For four hundred years Bolivia has thus been held in chains by Romish priestcraft. Since its Incan rulers were massacred, its civilization has been of the lowest. Buildings, irrigation dams, etc., were suffered to fall into disrepair, and the country went back to pre-Incan days.
The first Christian missionaries to enter the country were imprisoned and murdered. Now "the morning light is breaking." A law has been passed granting liberty of worship.
Bolivia, with its vast natural riches, must come to the forefront, and already strides are being taken forward. She can export over five million dollars' worth of rubber in one year, and is now spending more than fifty million dollars on railways. So Bolivia is a country of the past and the future.
CHAPTER V.
JOURNEY TO "THE UNEXPLORED LAKE."
Since the days when Pizarro's adventurers discovered the hitherto undreamed-of splendor of the Inca Dynasty, Bolivia has been a land of surprises and romantic discovery. Strange to say, even yet much of the eastern portion of this great republic remains practically unexplored. The following account of exploration in those regions, left for men of the twentieth century, may not, I am persuaded, be without interest to the general reader. Bolivia has for many years been seriously handicapped through having no adequate water outlet to the sea, and the immense resources of wealth she undoubtedly possesses have, for this reason, been suffered to go, in a measure, unworked. Now, however, in the onward progress of nations, Bolivia has stepped forward. In the year 1900, the Government of that country despatched an expedition to locate and explore Lake Gaiba, a large sheet of water said to exist in the far interior of Bolivia and Brazil, on the line dividing the two republics. The expedition staff consisted of Captain Bolland, an Englishman; M. Barbiere, a Frenchman; Dr. Perez, Bolivian; M. Gerard D'Avezsac, French artist and hunter, and the writer of these pages. The crew of ten men was made up of Paraguayans and Argentines, white men and colored, one Bolivian, one Italian, and one Brazilian. Strange to relate, there was no Scotchman, even the ship's engineer being French. Perhaps the missing Scotch engineer was on his way to the Pole, in order to be found sitting there on its discovery by——(?)
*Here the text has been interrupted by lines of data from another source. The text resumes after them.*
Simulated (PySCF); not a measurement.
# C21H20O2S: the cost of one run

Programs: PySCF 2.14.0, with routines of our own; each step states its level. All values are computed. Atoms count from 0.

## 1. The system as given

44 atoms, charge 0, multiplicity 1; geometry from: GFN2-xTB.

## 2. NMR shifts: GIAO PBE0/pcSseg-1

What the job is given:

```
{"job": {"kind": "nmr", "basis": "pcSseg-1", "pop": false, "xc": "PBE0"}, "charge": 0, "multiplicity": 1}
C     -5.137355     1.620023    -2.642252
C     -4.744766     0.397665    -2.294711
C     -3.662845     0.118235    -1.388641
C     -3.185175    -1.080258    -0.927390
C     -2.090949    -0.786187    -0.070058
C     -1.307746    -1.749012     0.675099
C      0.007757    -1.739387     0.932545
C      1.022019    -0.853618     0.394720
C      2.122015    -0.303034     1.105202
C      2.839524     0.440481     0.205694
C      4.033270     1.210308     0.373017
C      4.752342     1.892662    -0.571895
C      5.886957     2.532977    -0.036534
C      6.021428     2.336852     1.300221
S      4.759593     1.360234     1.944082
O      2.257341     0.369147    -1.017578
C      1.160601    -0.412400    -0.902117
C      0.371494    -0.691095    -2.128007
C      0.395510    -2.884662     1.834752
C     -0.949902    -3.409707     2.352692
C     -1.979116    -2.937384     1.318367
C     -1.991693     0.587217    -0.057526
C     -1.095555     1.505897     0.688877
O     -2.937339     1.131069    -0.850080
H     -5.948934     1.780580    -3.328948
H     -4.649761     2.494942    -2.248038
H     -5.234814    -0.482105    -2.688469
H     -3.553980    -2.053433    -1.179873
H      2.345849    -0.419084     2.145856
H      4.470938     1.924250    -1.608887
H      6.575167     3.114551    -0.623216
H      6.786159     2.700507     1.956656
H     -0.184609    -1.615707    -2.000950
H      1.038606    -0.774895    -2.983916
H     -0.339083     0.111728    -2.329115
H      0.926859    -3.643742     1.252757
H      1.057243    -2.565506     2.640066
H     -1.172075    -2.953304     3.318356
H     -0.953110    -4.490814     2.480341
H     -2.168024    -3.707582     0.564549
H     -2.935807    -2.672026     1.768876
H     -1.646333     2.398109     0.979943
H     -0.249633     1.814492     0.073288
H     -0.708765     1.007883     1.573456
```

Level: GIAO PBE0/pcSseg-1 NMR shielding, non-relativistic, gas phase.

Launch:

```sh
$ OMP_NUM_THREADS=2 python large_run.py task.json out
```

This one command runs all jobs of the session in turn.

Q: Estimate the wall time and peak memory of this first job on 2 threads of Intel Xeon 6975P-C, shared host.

The object of this costly journey was to ascend the rivers La Plata, Paraguay and Alto Paraguay, and see if it were possible to establish a port and town in Bolivian territory on the shores of the lake. After some months of untiring energy and perseverance, there was discovered for Bolivia a fine port, with depth of water for any ordinary river steamer, which will now be known to the world as Puerto Quijarro. A direct fluvial route, therefore, exists between the Atlantic and this far inland point.
The expedition left Buenos Ayres, the capital of the Argentine Republic. Sailing up the western bank of the River of Silver, we entered the Parana River, and after an uneventful voyage of six days, passed the mouth of the River of Gold, and turned into the Paraguay.
Three hundred miles up the Higher Parana, a mighty stream flowing from the northeast, which we here left to our right, are the Falls of Yguasú. These falls have been seen by few white men. The land on each side of the river is infested by the Bugres Indians, a tribe of cannibals, of excessively ferocious nature. The Falls of Big Water must be the largest in the world—and the writer is well acquainted with Niagara.
The river, over two and a half miles wide, containing almost as much water as all the rivers of Europe together, rushes between perpendicular cliffs. With a current of forty miles an hour, and a volume of water that cannot be less than a million tons a minute, the mighty torrent rushes with indescribable fury against a rocky island, which separates it into two branches, so that the total width is about two miles and a half. The Brazilian arm of the river forms a tremendous horseshoe here, and plunges with a deafening roar into the abyss two hundred and thirteen feet below. The Argentine branch spreads out in a sort of amphitheatre form, and finishes with one grand leap into the jagged rocks, more than two hundred and twenty-nine feet below, making the very earth vibrate, while spray, rising in columns, is visible several miles distant.